November 2020

Minecraft

Background

My friends introduced me to Minecraft in 6th grade. We played factions together on and off throughout middle school. But my enjoyment of Minecraft didn't come from playing PvP or survival with my friends—rather, it came from redstone.

For the unaware, redstone is a game mechanic like electricity: to oversimplify, redstone lines can be either on or off, they can be "powered" (and turned on) by levers, buttons, or redstone torches, and they can power (and turn on) lamps. It's a tad bit more complicated than that but not much more. (There are other devices that I haven't mentioned, but those are unnecessary for the purposes of this post.)

Most importantly, redstone can be used to make logic gates. Redstone signals can invert torches (i.e. if a redstone torch is placed on a block which is powered by a redstone line running into it, the torch turns off), and they can be combined by running two lines into each other. Thus, an OR gate is two lines combined, and AND gate is two inverted lines running into an OR gate with the output also inverted. XOR gates combine the outputs of an OR gate and a NAND gate into an AND gate (this sounds more complicated than it is—if you're confused, consider firing up Minecraft and playing around).

Uses

This is when it gets interesting. Consider the addition of binary 8 and 7:
1000 #8
0111 #7
1111 #15

That looks like an OR to me! Of course, there were no carries. What would that look like?
0011 #3
0001 #1
0100 #4

Then this is an XOR, and if AND there's a carry. Using just the basics of Minecraft redstone, it's quite easy to implement that yourself. Adder/Subtracters aren't that much more difficult.

How far can this go?

The realization that I could make these logic circuits in Minecraft sent me down a several month rabbit hole, where I started with 4 bits, then 8, then 16 and 32. But of course adder/subtracters aren't the end. No, once I could build an adder/subtracter I moved on... eventually, to a rudimentary CPU.

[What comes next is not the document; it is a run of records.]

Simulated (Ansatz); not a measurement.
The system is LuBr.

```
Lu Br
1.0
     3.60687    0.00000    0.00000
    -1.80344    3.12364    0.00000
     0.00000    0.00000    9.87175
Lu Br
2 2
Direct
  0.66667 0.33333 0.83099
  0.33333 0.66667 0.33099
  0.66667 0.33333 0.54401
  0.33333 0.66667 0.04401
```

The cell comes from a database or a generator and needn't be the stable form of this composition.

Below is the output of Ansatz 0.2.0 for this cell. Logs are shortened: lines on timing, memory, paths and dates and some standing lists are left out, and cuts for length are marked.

Building a CPU in Minecraft wasn't particularly new—indeed, others had done it since even before there was a creative mode in Minecraft. But doing it myself taught me a lot about the inner workings of a computer.

I recently rediscovered the old save file, backed up on an external hard drive. I had wiped my middle school computer to give to my sister, so I thought that I had lost it. Here's a bird's-eye view of the whole system.

Photo of computer. It's 90% bus.

It's a 16 bit computer with 2 registers based on the "Hack Computer" specification. Working from that course allows me to add extensions one by one, while still keeping a cohesive unit. The whole computer should have 32k 16 bit words of memory, which interfaces to the screen and keyboard; however 32k is far out of reach of the limits of Minecraft. The clock runs at a speed of 0.28 Hertz, or 72 in-game "ticks." This is mostly due to delays incurred in the busses, as the redstone signal must be periodically refreshed by a device that takes one tick to pass on the signal.

So what?

Playing around in Minecraft allowed me to experiment without fears of breaking things, and it allowed me to build things that I wouldn't have been able to create otherwise. I learned a lot about low-level computing and, I imagine, was able to achieve a similar sense of accomplishment as those who built kit computers and trainers at the dawn of the computing age.